When bpf prog needs to store data for a sk, the current practice is to
define a map with the usual 4-tuples (src/dst ip/port) as the key.
If multiple bpf progs require to store different sk data, multiple maps
have to be defined. Hence, wasting memory to store the duplicated
keys (i.e. 4 tuples here) in each of the bpf map.
[ The smallest key could be the sk pointer itself which requires
some enhancement in the verifier and it is a separate topic. ]
Also, the bpf prog needs to clean up the elem when sk is freed.
Otherwise, the bpf map will become full and un-usable quickly.
The sk-free tracking currently could be done during sk state
transition (e.g. BPF_SOCK_OPS_STATE_CB).
The size of the map needs to be predefined which then usually ended-up
with an over-provisioned map in production. Even the map was re-sizable,
while the sk naturally come and go away already, this potential re-size
operation is arguably redundant if the data can be directly connected
to the sk itself instead of proxy-ing through a bpf map.
This patch introduces sk->sk_bpf_storage to provide local storage space
at sk for bpf prog to use. The space will be allocated when the first bpf
prog has created data for this particular sk.
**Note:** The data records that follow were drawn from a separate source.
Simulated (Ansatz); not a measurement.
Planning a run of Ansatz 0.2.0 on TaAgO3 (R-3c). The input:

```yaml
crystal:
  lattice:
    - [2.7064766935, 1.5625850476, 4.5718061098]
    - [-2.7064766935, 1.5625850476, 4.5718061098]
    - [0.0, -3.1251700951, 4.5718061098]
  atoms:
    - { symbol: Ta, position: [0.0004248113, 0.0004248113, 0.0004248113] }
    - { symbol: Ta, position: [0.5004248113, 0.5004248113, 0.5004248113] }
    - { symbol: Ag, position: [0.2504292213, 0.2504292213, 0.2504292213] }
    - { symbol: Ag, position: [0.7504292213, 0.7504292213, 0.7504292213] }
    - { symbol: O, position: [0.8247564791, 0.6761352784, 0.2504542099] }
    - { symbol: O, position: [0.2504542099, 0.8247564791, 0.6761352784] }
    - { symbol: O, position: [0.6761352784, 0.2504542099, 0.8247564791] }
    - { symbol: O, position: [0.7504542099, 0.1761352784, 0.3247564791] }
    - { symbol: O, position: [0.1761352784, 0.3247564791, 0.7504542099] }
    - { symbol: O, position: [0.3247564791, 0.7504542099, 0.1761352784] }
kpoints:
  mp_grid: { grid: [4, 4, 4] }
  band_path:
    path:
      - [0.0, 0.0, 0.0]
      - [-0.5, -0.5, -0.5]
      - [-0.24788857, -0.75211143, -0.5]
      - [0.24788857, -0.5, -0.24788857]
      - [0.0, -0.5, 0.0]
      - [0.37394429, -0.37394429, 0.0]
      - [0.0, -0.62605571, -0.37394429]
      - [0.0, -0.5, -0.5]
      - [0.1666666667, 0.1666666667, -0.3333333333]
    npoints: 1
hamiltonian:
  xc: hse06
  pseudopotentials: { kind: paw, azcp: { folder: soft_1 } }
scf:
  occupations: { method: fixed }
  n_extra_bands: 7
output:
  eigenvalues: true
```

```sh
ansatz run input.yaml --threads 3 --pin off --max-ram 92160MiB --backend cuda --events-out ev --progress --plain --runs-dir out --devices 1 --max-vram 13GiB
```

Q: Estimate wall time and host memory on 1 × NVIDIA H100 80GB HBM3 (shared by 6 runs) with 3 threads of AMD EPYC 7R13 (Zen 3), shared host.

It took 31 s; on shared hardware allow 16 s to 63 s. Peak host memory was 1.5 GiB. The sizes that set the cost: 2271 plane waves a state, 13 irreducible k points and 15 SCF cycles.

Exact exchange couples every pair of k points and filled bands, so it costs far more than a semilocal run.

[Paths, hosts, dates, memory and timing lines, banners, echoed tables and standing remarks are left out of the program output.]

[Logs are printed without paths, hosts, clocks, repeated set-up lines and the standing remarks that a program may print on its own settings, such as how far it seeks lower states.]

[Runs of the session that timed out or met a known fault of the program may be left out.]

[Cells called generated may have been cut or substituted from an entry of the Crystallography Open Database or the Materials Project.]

The design optimizes the bpf prog's lookup (and then optionally followed by
an inline update). bpf_spin_lock should be used if the inline update needs
to be protected.
BPF_MAP_TYPE_SK_STORAGE:
-----------------------
To define a bpf "sk-local-storage", a BPF_MAP_TYPE_SK_STORAGE map (new in
this patch) needs to be created. Multiple BPF_MAP_TYPE_SK_STORAGE maps can
be created to fit different bpf progs' needs. The map enforces
BTF to allow printing the sk-local-storage during a system-wise
sk dump (e.g. "ss -ta") in the future.
The purpose of a BPF_MAP_TYPE_SK_STORAGE map is not for lookup/update/delete
a "sk-local-storage" data from a particular sk.
Think of the map as a meta-data (or "type") of a "sk-local-storage". This
particular "type" of "sk-local-storage" data can then be stored in any sk.
The main purposes of this map are mostly:
1. Define the size of a "sk-local-storage" type.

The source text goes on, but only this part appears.